In CO2 injection and sequestration process, since CO2 is migrating upward, CO2 mole fraction, and as a result gas saturation at any location of the reservoir, depend on the reservoir characteristics (such as porosity and permeability) of not only the current layer, but also the lower and upper layers. The available pore volume and degree of tightness of several grid blocks in the vicinity of the main grid block affect CO2 movement and gas saturation distribution. Therefore, in order to take into account the effect of this dependability, extra parameters are calculated and included in the data set (Figure 6). To obtain the value of Tier-1, Tier-2, and Tier-3, the average reservoir parameter is calculated over the grids which are included in the corresponding tier system. It should be mentioned that the number of grid blocks included at each tier system can be increased or decreased, based on the model resolution.

2.2.3. Data Sampling

Since the main dataset includes data from every single grid block of the reservoir for five different scenarios, the generated dataset is very high-dimensional and, therefore, very time consuming to be used for neural network training purposes. Therefore, data sampling is used to reduce the dimensionality of the dataset.
At each time step, data are sampled based on the amount of changes in dynamic parameters compared to the initial state of injection; meaning that the 10% of the data are more selected from the grid blocks with higher amount of changes in dynamic parameters. This approach is used to ensure that the sampled data are able to properly represent the changes that are happening in the reservoir due to CO2 injection. Applying this methodology, 10% of the entire data at each time step is selected to be used for training the proxy model.

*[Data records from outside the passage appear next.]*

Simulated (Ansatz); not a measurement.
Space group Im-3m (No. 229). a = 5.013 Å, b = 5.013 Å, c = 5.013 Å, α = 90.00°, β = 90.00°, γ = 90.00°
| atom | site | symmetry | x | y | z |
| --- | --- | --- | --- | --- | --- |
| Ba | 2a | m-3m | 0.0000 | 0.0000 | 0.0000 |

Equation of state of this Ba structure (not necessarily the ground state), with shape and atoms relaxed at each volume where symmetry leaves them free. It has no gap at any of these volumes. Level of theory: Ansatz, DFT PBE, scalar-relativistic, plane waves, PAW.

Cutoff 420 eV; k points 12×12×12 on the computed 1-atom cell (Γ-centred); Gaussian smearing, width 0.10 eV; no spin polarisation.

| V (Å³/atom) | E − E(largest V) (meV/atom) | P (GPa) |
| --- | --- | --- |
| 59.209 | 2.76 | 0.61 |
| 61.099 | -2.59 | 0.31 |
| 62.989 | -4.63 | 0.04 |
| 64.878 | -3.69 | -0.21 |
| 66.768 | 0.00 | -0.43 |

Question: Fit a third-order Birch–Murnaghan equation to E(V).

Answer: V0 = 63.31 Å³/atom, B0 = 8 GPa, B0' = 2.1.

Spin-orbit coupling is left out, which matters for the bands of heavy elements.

2.2.4. Proxy Flow Model Development

In general, neural network is considered as a class of non-linear parametric function, where the parameters are tuned during the neural network training. In this work, back propagation neural network is used to develop the proxy model. Neural network training will be performed once the network structure is determined. In the current study, a three-layer neural work (input layer, one hidden layer, and one output layer) is used. The general structure of the network is depicted in Figure 7. The number of neurons in the input layer is equal to the number of features used as input parameters. In the hidden layer, the number of neurons are chosen to be slightly higher than the number of inputs. The input features include the parameters listed in Figure 5, as well as the average porosity and permeability at three-tier systems, for all grid blocks of the reservoir. All the features in the generated dataset in Section 2.2.2 are normalized between −1 and 1.
At each monthly time step during the injection, three individual neural networks are trained for pressure, gas saturation, and CO2 mole fraction. Therefore, there is one output for each network at each time step.
The neural network training process comprises several steps that lead to the determination of the involved network parameters. In the back propagation method, at each training epoch the calculated error is sent backward through the network and the weights are updated accordingly. Gradient descent method was used as an optimization algorithm to minimize the error. During the neural network training, some network hyper parameters such as momentum and learning rate are tuned to get a better accuracy.
The data set is randomly partitioned into three parts. For each of the neural networks 80% of the input data (out of the already sampled data) is used for training, 10% for validating, and 10% for testing.
During the training process, performance of the neural networks in predicting the output parameter is investigated by observing the cross plots of the neural network predicted values versus simulation output, and also changes of the R-squared value for the training, validation and test set. The error of the training set as well as the validation set is observed to make sure at each epoch these two errors are decreasing. The model training is stopped when two criteria are met. First, a satisfactory R-squared value is obtained, and second the validation set error is not decreasing any more. The latter prevents the overfitting problem where the training set error is still decreasing.

3. Results

3.1. Proxy Model and Numercial Model Output Comparison

As mentioned in the previous section, only 10% of the entire data was sampled and used to train the neural networks. In order to generate the dynamic reservoir parameters for the entire reservoir, the developed neural networks at each time step (each month of injection), are applied to all grid blocks of the reservoir.
To evaluate the result of the trained proxy model in generating the outputs of the numerical reservoir model, the developed model is applied to a training dataset (scenario-2) and the distribution of dynamic parameters in the reservoir at each time step is compared. In Figure 8 and Figure 9, the distribution maps of the three parameters of pressure, gas saturation and CO2 mole fraction at the first layer of the reservoir are presented for two time steps during the injection process (in the middle of the injection and at the end of the injection).
In order to verify the capability of the developed model to generalize, the model is applied on a blind case scenario which was not used in the training process. Therefore, a new injection schedule is defined and executed in the reservoir simulation model. The monthly gas injection schedule for the blind case scenario is depicted in Figure 10 with crossed lines.
Subsequently, the required data are extracted from this scenario and the developed proxy model is applied to generate the three output parameters throughout the reservoir over the entire injection interval. The results of the neural network predictions for the three dynamic parameters are presented in Figure 11 and Figure 12.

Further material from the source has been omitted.